Sandeep: I generated load on three backends – all but upper-backend – just to show you that you don’t have to hit all at the same rate.
Demo – Scaling Services Up and Down
Now what we’re going to do is show you what happens if we start removing the backend services completely.
Sara: We’re going to set the number of replicas for
reverse to zero. So, we’ll run:
kubectl scale rc reverse-rc --replicas=0
Now, if we go back here [the second terminal window] and we should see that it’s terminating those [the value in the
STATUS column changes to
Terminating for the three instances of
And if we take a look at our status page …
Sandeep: You can see that the server checks are failing, the server zones are giving alerts [the backend-servers zone on the Server zones tab of the dashboard]. So yes, things are bad.

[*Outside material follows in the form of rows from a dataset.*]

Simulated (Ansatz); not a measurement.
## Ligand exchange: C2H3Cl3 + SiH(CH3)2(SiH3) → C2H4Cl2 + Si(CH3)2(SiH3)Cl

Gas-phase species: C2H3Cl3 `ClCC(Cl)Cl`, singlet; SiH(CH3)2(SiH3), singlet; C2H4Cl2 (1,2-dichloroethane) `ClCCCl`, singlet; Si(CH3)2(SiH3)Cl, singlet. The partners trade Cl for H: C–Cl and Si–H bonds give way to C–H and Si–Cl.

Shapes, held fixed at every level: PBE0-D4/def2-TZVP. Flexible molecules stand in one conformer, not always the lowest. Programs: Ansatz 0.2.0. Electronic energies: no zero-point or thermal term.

Of courser, you should not scale your production services to zero. That’s always a bad idea, but NGINX Plus detects that almost immediately and starts giving us warnings.
So now, we can always scale it back up to three or even four, right? Let’s just scale it to five, why not?
Sandeep: Boom, no more failures. And so, this makes it super easy to monitor, make sure, scale, all that kind of stuff, and we didn’t have to
ssh into a single machine. All this was done using the Kubernetes API to deploy Docker containers and things like that.
This makes managing all of these microservices a lot easier because you’re not manually doing all of these steps. You’re using an API and a cluster manager to do it for you.
31:33 Resources from Google
Sara: Awesome. Now, we’re going to go back to the slides.
We’ve got some resources we want to just share with you if you want to build something similar, or learn more about NGINX Plus or Kubernetes.
If you go to bit.ly/nginx-launcher, you can learn more about launching NGINX Plus using Cloud Launcher to run it on Google Compute Engine.
There’s a great post [on the NGINX blog] about load balancing Kubernetes on NGINX which we referenced a lot while we’re doing this demo.
Kubernetes also has great documentation and information available. If you’re new to it, you can find that and some Getting Started guides at kubernetes.io.
We also have a Google Cloud Platform podcast which has a bunch of episodes on Kubernetes. So definitely check that out, give it a listen if you want to learn more about other Google Cloud Platform products. We have a bonus link for you as well.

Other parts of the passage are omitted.